Monday, July 10, 2006

Gilded Cage vs Launch Pad

With the successful launch of the space shuttle Discovery into orbit this past July 4th, I am reminded of the importance of the humble, mundane launch pad, the place where every mission into space begins.

In the wonderful, diverse world of Christianity, there are really only two kinds of local churches, and I don't mean Protestant and Catholic. There are churches that are launch pads, and there are churches that are gilded cages.

The "gilded cage" type of church has a nice pastor, a wonderful building, and lots of plans and programs to keep the people busy. There's good teaching, wonderful sermons, and nice music. All the gilded cage church asks of you is your continued attendance, and your continued financial support--the "professionals" in ministry take care of the rest. And not only do they take care of the rest, there's a subtle yet prevalent undertone that lets you know--without even having to ask--that you are to stay on your side of the laity/clerical boundary, and don't even think about crossing over. In my experience it seems that most churches are like this, whether they be Catholic, Protestant, or whatever. Back in the day, the Protestants use to really take the Catholics to task for the invisible barrier erected between the laity and the clergy, but most of today's Protestants churches are no better in this regard, and are sometimes even worse.

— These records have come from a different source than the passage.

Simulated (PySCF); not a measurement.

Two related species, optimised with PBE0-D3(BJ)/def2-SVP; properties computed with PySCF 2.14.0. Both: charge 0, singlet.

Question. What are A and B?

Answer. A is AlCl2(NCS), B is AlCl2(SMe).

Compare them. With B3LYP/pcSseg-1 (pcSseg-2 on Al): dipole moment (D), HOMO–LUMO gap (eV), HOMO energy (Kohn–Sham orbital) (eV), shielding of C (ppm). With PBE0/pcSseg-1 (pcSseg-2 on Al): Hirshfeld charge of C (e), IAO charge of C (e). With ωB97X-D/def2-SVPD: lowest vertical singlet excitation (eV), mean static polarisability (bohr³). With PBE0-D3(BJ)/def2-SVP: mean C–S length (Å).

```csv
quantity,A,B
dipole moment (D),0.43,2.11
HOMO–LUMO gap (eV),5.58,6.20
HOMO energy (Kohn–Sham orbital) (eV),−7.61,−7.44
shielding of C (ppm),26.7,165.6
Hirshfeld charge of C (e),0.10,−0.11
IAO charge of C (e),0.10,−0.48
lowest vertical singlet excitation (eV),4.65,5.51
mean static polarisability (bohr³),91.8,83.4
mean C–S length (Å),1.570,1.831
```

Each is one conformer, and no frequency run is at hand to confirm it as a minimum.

The end result of a gilded cage type church is a lot of people who come back Sunday after Sunday to hear yet another teaching that tickles their ears, without it really changing their lives. As long as they keep coming back, and even invite friends and neighbors to hear the wonderful teaching, then the mission is accomplished.

In the "launch pad" model of church, the leadership realizes that the congregation is there for purposes beyond just hearing yet another Sunday sermon. In the launching pad model, the leadership realizes that the people in the congregation have as much right and responsibility to minister as they do, and perhaps they might even be better at it! In this type of church, the leadership does what they can to find out what sort of "vision" or ministry God has given to each and every individual member, and they work to help that person develop that ministry or "vision" to it's fullest potential. There's also an active and intentional effort to encourage the people in the congregation to minister to each other, in whatever way God so leads. So instead of the leadership providing all the ministry, the leadership teaches the people how to do ministry!

The end result of a launch pad style of church is a people who are continually challenged and encouraged to go further with the giftings God has given them, with plenty of opportunities to use them. Some might call this "body" ministry, where as the whole church, which is referred to as "the body of Christ", engages in ministerial functions, each according to his ability and means.

For most of church history, the "gilded cage" style of church has been the norm, with occasional "launch pads" coming in out of existence at various times. Often, the launch pads succumb to the institutional mindset, and then start acting and behaving like the very type of church they were initially dissatisfied with.

Now don't think I've posted this article just to put-down the gilded cage type of church. There is a place for this kind of church, and it will most likely be the most dominant style of church until the end of time. The benefits of this type of church are many, but most important is the tiny burden it imposes on those who make up the congregation. Going to church is only a bit more difficult than turning on the TV, and often, sadly, even less entertaining and enjoyable. Yet if you are caught up in the business and pressure that pervades life in America like a dense fog, then a low-commitment, low expectation church fits the bill very nicely. Who needs a church that expects things out of you when you are busy enough raising children, working a job, and doing everything you can to survive and prosper for yet another day in this miserable little life of ours. As things only get busier and more hectic, the gilded cage type of church becomes more and more attractive--as long as you don't mind the emptiness you feel after another Sunday morning service.

The "launch pad" style of church will always be in the minority, if you can even find one at all. A church that actually expects and encourages its people to live a life according to Kingdom of God principles is a hard sell. Its one thing to talk about Christianity, and hear lectures about it, but its another thing to live according to its radical principles. Living a truly selfless, God centered life is not easy, otherwise everyone would already be doing it! People like Mother Teresa of Calcutta, and St. Francis of Assisi would be the rule rather than exceptions.

Yet there is something the great saints have found, that many of us secretly long for: a life of meaning and purpose; a life that goes beyond earning our bread for another day of existence. Rather than sitting back in a pew and listening to yet another wonderful sermon about Jesus, they are out there, in the real world, being Jesus to those who are lost and hurting.

But, as you can imagine, such a wonderful life does not come without a cost; without sacrifice. What will it cost us to follow Jesus in such a radical way? Only everything we have--everything.

But the rewards are out of this world!